By 8 p.m. in Orlando, Obama had already delivered pizzas to campaign staff and volunteers, and the plan was still to do the event the next morning at 10 a.m. and dodge the storm. The White House, however, miscalculated. “The storm overnight picked up speed and intensity,” White House press spokesperson Jay Carney explained the next day, “and a decision was made that in order to return to Washington to monitor and oversee the efforts to prepare for the storm and respond to it, we needed to leave earlier than planned."

Obama officials traded e-mails in the middle of the night, trying to figure out if it was possible to save the rally with Clinton. Could they move it even earlier? Should they start calling reporters in their hotel rooms, prepping them for the morning? The president himself wanted have the event with Clinton if possible, according to campaign sources.
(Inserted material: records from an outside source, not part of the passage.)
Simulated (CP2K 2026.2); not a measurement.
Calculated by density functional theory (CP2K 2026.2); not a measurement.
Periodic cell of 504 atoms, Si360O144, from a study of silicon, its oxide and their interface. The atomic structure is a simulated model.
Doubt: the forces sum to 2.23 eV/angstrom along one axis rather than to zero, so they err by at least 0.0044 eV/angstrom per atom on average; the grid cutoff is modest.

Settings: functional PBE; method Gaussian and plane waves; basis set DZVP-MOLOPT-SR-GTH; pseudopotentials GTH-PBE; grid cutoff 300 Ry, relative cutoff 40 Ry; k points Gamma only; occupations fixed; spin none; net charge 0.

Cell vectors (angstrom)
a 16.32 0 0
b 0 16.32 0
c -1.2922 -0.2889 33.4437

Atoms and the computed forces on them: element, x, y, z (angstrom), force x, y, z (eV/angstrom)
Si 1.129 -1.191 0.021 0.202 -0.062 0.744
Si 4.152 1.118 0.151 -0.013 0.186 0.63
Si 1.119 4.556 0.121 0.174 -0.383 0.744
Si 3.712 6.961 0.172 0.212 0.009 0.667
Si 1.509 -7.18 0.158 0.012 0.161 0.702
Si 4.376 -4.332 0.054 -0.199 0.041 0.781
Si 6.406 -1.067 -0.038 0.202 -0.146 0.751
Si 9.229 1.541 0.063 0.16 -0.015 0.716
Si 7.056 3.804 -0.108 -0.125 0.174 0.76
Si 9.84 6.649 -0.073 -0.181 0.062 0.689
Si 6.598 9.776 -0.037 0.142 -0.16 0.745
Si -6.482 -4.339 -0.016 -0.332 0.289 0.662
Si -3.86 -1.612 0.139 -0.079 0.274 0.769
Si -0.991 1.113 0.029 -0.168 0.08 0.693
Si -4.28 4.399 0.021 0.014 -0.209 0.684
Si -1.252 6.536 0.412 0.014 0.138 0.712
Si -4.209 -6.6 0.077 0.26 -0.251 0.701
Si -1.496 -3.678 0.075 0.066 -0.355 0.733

“We wanted to do this badly,” as one staffer put it.

At around 6:30 a.m. on Monday, word went out to the Secret Service agents at the university campus in Orlando to stand down; the rally was cancelled — at least the president’s part in it — even as die-hard Obama supporters showed up early, including a couple with a disabled child whom they were hoping to introduce to the president.

Obama’s plans for a sudden exit didn’t sit all too well with the traveling press either, stranded now in Orlando, away from the storm, the president, and the story. (The only thing left to do that morning was listen into a conference call with David Axelrod, who accused Romney of wearing the Halloween costume of "an agent of change.") The president’s dramatic return to Andrews a few hours later, with footage replayed throughout the day — at 10:29 a.m., AF1 rockily touched under darker-than-usual skies, the motorcade pulling up to within 15 feet of the plane, the president heading down the steps wearing a black trench coat, rain whipping against his face, jumping into a Suburban — fueled a conspiracy theory among a handful of media that, perhaps, we’d been used down in Florida, jerked around by a campaign to help create a very presidential-looking moment. The commander-in-chief, forgoing politics and returning from the storm. It was a sentiment vigorously denied by Obama officials — an “insane” theory, said one; “offensive,” said another.

And the Obama officials were probably telling the truth — the election, at this stage, is making everyone, the press included, a little more paranoid, more willing to recklessly speculate, a little short on reason, long on tantrums. Having a storm on the way, threatening family and friends left behind in the Acela corridor while we were sitting in a hotel looking at Disney World, didn’t help much either.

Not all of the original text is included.